Just look at civfanatics SG forum. I remember back in the days when I got to know that forum and found the succession games (around the time Civ 3 conquests came out), it was buzzing with games. I followed Aggie's Ultra Big map game and this really got me into the community.
While quite a few people didn't like Civ3, I enjoyed the epic feel of large maps, the excitement of getting your first army in an AW game and as Sullla said, walking amongst giants.
When Civ 4 came out, the community was abuzz again with plenty of succession games (people had to be fast to be able to be on a team), lots of discussions. While I personally didn't really like game mechanics for AW games, the fact that my computer couldn't handle the game, the number crunching necessary to be competitive etc, the fact that the community was alive and kicking is something very important, even if I went back to Civ 3.
Now, fast forward to autumn 2010, the initial excitement (if there was some left after the demo release) has worn off faster than anyone could imagine. Succession games left hanging in thin air, discussions raging only about how bad or boring the game is. Top that with the compatibility issues that save games have and the community is really withering. It's pretty sad indeed and I wonder why the development team didn't see that coming.

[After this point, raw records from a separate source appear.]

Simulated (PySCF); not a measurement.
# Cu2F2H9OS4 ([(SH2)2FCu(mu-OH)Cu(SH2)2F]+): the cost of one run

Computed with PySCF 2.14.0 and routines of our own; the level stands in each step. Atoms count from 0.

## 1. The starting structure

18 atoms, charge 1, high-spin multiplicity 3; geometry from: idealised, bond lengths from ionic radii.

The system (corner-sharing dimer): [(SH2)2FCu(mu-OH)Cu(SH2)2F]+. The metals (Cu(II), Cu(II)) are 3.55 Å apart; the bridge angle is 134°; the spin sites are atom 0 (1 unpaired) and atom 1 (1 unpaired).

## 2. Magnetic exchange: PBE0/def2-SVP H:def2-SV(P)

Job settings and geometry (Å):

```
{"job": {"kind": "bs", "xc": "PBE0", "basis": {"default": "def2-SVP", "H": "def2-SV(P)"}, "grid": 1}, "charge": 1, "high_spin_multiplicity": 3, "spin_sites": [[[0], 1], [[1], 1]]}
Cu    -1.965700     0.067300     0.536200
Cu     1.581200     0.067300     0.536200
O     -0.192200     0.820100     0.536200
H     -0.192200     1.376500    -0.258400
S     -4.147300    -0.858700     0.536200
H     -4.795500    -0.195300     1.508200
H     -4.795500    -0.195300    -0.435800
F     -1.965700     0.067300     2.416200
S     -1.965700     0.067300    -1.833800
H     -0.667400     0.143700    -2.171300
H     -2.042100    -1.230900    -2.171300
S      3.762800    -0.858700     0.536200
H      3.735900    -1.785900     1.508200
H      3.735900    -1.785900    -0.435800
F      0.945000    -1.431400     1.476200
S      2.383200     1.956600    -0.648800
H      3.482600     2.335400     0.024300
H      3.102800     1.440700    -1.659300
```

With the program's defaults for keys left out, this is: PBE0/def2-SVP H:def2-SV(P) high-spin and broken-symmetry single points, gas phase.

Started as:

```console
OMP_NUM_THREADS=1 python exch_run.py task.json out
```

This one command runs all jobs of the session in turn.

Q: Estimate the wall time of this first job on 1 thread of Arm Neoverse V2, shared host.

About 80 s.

They created a stale game stripped off the magic that civ games always had (yes, that famed 'one more turn' syndrome). Does anyone feel that one more turn urge? The urge to just see whether you bag that certain wonder, whether you can eliminate that closeby AI, whether your pointy stick research bags you a real killer tech for bargaining etc etc
In Civ 5, you are busy keeping happiness between 0 and -10 with such greatness as colosseums, not building roads as they cost you, getting angry that your puppet cities build crap improvements and sucking up to city states by doing such great things as paying them 500 gold every 20 turns or so...the game is just meh and you can't tell me nobody saw that coming.